How to Use Yoga to Improve Your Cycling (And Vice Versa)

Jen Fiske
How to Use Yoga to Improve Your Cycling (And Vice Versa)

Sometimes it may seem that yoga and cycling are two opposing forces, but like every yin to its yang, melding and participating in these two can create a happy balance.

Here are some ways to make the most out of both of these activities, finding not only health in the body, but a peace of mind that comes from mixing aerobic movement with strength, stretching, and breath control.

1. Think About Length on the Bike

From sit bones upward, imagine each vertebrae drawing apart, creating length; either vertically when you are in a more upright position, or horizontally when in a more lengthened position closer to the drops. The spine holds you up, but can get compressed with long hours in the saddle.

On the mat, keep spine long and loose with these poses:

Down Dog (adho mukha svanasana) can create length in the spine. And don’t just hold it static, feel free to pedal the feet, or move the hips gently from one side to the next.

Twisting at a stop in the saddle or on the mat in supine reclined twist can add flexibility and space in the spine for better movement and comfort. Just remember to draw in the belly and let the twist come from your center.

2. Open the Hips

It’s no secret that the repetitive motion of cycling can tighten the hip flexors. In addition, tight hip flexors can also equal or lead to tight or sore lower back. Knees draw in toward the top tube of a bike during pedal stroke, but you can give them a break by standing on the pedals periodically and drawing hips slightly over to one side.

Balance cycling’s internal hip rotation by adding some external rotation or hip opening stretches on the mat.

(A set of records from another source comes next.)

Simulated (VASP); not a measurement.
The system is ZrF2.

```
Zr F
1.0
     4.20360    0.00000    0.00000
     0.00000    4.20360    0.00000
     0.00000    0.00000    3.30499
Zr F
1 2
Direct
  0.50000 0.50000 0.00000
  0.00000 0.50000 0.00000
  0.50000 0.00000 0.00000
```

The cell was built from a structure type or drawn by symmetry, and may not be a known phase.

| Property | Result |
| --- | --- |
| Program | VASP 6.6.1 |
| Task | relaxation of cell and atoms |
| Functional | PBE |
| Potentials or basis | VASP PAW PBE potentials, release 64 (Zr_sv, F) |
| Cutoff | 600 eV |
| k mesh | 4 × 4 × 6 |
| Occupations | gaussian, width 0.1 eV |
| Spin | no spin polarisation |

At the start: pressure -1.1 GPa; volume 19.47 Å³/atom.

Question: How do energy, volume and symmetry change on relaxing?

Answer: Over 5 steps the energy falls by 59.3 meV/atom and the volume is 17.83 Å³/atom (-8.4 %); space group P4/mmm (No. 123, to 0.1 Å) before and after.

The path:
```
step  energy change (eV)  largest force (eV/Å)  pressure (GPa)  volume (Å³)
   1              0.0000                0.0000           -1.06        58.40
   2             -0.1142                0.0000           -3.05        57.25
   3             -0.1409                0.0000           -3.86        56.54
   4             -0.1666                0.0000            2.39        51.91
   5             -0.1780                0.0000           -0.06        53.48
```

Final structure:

Try Easy pose (sukhasana) or Baddha Konasana to gently open the hips, knees drawing outward. Keep in mind that the internal rotation of cycling can help us with poses like Garudasana that require strong inward rotation and can help balance opposing muscle groups.

3. Drop Those Shoulders

Our shoulders climb closer toward the ears as we put the death grip on the handlebars. Loosen up a bit on the bar and draw shoulder blades together. Add a behind-the-back clasp, Eagle arms, or reverse namaskar into your mat practice to loosen shoulders.

The truth here is that most of us have tight shoulders, whether we are cyclists or not, so the practice on the bike will help us remember to keep shoulders away from ears on the mat.

For overall happiness, use yoga to cycle better and cycling to build strength and endurance that can benefit your practice. What postures make you a happy cycling yogi?